Automatic testing of all possible multiple regression models given a set of predictors

Abstract

Researcher choice in reporting of regression models allow for questionable research practices. Here I present a function for R that reports all possible regression models given a set of predictors and a dependent variable. I illustrate this function on two datasets of artificial data.

Introduction

In an email to L.J Zigerell I wrote:

I had a look at your new paper here: http://rap.sagepub.com/content/2/1/2053168015570996 [Zigerell, 2015]

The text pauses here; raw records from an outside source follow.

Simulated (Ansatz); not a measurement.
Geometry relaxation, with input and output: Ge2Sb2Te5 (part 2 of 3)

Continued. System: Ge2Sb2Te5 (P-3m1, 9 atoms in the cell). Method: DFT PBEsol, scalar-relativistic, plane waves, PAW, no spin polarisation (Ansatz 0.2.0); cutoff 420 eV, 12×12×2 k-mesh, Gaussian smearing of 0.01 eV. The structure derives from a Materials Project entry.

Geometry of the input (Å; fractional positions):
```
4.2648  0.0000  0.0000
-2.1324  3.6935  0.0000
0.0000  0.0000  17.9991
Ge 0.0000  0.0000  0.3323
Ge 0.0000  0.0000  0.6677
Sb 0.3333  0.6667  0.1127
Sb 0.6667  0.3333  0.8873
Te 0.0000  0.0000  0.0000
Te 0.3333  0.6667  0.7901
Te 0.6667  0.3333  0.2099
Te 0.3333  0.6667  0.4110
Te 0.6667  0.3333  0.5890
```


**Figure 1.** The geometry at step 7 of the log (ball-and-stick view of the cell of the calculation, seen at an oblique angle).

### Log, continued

Generally, I agree about the problem. Pre-registration or always reporting all comparisons are the obvious solutions. Personally, I will try to pre-register all my survey-type studies from now on. The second is problematic in that there are sometimes quite a lot of ways to test a given hypothesis or estimate an effect with a dataset, your paper mentions a few. In many cases, it may not be easy for the researcher to report all of them by doing the analyses manually. I see two solutions: 1) tools for making automatic comparisons of all test methods, and 2) sampling of test methods. The first is preferable if it can be done, and when it cannot, one can fall back to the second. This is not a complete fix because there may be ways to estimate an effect using a dataset that the researcher did not even think of. If the dataset is not open, there is no way for others to conduct such tests. Open data is necessary.

I have one idea for how to make an automatic comparison of all possible ways to analyze data. In your working paper, you report only two regression models (Table 1). One controlling for 3 and one for 6 variables in MR. However, given the choice of these 6 variables, there are 2^6-1 (63) ways to run the MR analysis (the 64th is the empty model, I guess which could be used to estimate the intercept but nothing else). You could have tried all of them, and reported only the ones that gave the result you wanted (in line with the argument in your paper above). I’m not saying you did this of course, but it is possible. There is researcher degree of freedom about which models to report. There is a reason for this too which is that normally people run these models manually and running all 63 models would take a while doing manually (hard coding them or point and click), and they would also take up a lot of space to report if done via the usual table format.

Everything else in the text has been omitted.